Today is the sixth hearing of the Gezi Trial in Istanbul. Kavala and sixteen co-defendants have been accused of organizing the Gezi Park protests which began in Istanbul in 2013. As you might know, because anyone who has been involved in or has researched socially engaged art during the last decade is likely to be familiar with the Gezi Park movement, the protests began initially to resist the government’s plans to demolish Gezi Park in Taksim as part of the privatization programme of the AKP government, and then turned into nationwide anti-government demonstrations against the deadly police violence targeting the protestors and the violations of the rights to freedom of speech and peaceful assembly. Although freedom of assembly is guaranteed as a right in Turkish law, it is severely curtailed by the government and gatherings are invariably dispersed by the armed forces with disproportionate interventions and excessive use of force as happened during the Gezi Park protests across Turkey.
As a social movement, the Gezi Resistance is undoubtedly one of the most important breaking points in the history of Turkey. Activists, artists, citizens, students belonging to different political views, different identities and generations became part of the Gezi Resistance and with their free will fought for the environment, city and democracy against the neoliberal urban planning and privatization and the deepening authoritarianism. As architect Mücella Yapıcı from the Chamber of Architects and Taksim Solidarity, who is one of the defendants in the trial facing a possible aggravated life sentence like Kavala, said in her defense statement today on April 22nd: “Gezi Resistance is the most democratic, innovative, egalitarian and inclusive peaceful social movement in the history of this country. It was the writing on the wall for talking and deciding together, standing up for all kinds of life.”
Kavala and seven co-defendants all gave their final statement today, but the verdict was postponed to Monday, April 25th. Kavala concludes his statement by saying that: “After losing four and a half years of my life, the only aspect I can find solace in is the possibility that the process I experienced could contribute to confronting the crucial problems in the judiciary of Turkey, thus, those who will be brought to justice in the future could receive a fairer treatment.”

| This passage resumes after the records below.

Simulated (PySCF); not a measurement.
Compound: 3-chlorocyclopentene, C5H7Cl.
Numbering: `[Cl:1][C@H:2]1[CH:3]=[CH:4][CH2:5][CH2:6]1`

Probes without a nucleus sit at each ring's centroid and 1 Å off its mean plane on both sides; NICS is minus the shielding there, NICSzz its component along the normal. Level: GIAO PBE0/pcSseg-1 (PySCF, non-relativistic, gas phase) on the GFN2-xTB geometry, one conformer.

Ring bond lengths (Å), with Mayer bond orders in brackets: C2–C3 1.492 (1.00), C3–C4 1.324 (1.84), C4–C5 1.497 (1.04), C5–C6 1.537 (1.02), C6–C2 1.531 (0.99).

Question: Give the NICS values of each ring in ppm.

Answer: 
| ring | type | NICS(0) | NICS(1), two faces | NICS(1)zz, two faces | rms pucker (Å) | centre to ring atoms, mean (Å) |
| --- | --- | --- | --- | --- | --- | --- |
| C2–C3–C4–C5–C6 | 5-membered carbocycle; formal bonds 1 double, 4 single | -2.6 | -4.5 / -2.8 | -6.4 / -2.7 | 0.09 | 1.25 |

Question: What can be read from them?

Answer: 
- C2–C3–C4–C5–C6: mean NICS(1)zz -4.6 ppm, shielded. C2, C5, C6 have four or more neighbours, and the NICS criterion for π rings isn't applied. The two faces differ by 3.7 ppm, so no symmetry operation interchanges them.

25.03.2022: The Istanbul Heavy Penal Court No.13 sentenced Osman Kavala to aggravated life in prison. The seven co-defendants Mücella Yapıcı, Çiğdem Mater, Hakan Altınay, Mine Özerden, Can Atalay, Tayfun Kahraman and Yiğit Ali Ekmekçi sentenced to 18 years in prison.
As Nils Muižnieks, Amnesty International’s Europe Director, said in relation to the decision:
“Today, we have witnessed a travesty of justice of spectacular proportions. This verdict deals a devastating blow not only to Osman Kavala, his co-defendants and their families, but to everyone who believes in justice and human rights activism in Turkey and beyond.”
Nothing more to say, for now.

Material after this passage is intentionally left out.